Massachusetts Likely To Approve OOXML
Ian Lamont writes "The IT department of the state government of Massachusetts has designated Microsoft's Office Open XML as an open document format, along with ODF, plain text, and HTML. It's only a draft policy, but it sets the stage for the format being given an official stamp of approval by state authorities — and weakens earlier Massachusetts support for the Open Document Format. Microsoft got a big boost at the end of 2006 when Ecma approved OOXML, and again this spring when pro-ODF legislation was being defeated or watered down in six states."
Coming up later, Massachusets negotiates big discount from Microsoft. film at 11.
At the bottom of the
Posting AC for obvious reasons...
What many people probably don't know is that Microsoft have been lobbying companies, especially technology partners, to lobby their local standards body to get them to lobby ISO. You receive an email talking about "choice" and why that is important and what OOXML is all about, you also get a handy word document (not in OOXML ironically) which you can fill in, sign and post, or an email template that you can send off to the organisation in question. MS also would like a "quote" from the companies to say that they support "choice" and hence OOXML.
And of course good partners of Microsoft often get cash investment in sales campaigns and go to markets.
Why the rest of the country, much less the rest of the world, cares about what Massachusetts thinks is standard?
It weakens ODF's potential for exclusive adoption in Massachusetts. It would be very unlikely that a state (particularly one as large as Massachusetts) would ever completely refuse to accept documents in a format as soon-to-be-common (like it or not) as OOXML.
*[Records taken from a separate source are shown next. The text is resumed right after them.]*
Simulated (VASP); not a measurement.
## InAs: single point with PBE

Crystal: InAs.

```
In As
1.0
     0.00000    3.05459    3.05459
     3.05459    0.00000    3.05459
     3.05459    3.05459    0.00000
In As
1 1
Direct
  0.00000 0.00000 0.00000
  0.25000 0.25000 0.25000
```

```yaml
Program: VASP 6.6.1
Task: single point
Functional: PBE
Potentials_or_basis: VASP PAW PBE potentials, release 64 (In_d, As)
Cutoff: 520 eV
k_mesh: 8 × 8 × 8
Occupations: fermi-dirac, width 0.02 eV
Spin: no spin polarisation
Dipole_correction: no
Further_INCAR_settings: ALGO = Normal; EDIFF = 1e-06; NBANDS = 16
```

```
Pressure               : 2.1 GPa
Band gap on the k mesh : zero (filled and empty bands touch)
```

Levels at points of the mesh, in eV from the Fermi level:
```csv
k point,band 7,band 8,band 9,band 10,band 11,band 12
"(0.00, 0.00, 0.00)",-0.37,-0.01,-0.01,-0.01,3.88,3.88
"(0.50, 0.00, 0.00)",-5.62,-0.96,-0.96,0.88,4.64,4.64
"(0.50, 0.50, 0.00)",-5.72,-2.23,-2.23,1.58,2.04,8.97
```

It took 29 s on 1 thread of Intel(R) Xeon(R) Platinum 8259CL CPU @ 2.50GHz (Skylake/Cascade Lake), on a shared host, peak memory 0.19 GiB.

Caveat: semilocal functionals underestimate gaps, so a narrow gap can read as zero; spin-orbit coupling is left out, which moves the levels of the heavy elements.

Granted if they did it, they'd have a better chance of getting private vendors to use ODF than, say, Montana. But you've got to figure that as OOXML gets slowly adopted, there are going to be a lot of outside vendors (not to mention other states) with whom Massachusetts will have to interact who will make the jump to OOXML. And if you think the conversion from old Word to new Word is rife with peril, the conversion from ODF to OOXML and back would likely cause quite a bit of inefficiency and lost data.
It is pitch black. You are likely to be eaten by a grue.
Yes, Microsoft are moving heaven and earth to get OOXML stamped as an ISO standard.
One example: in Italy's technical committee a few weeks back there were 11 organisations. When Microsoft had finished mobilising their partners, there were 70. No surprise that Italy will vote "yes" on the OOXML vote. It is disgraceful; ISO will become a "made in Redmond" rubber-stamping tool that helps Microsoft sell upgrades and kick away ODF.
There is an online petition with 16,000 signatures and a lot more information on the noOOXML.org site.
Everyone who cares about open standards needs to sign this petition.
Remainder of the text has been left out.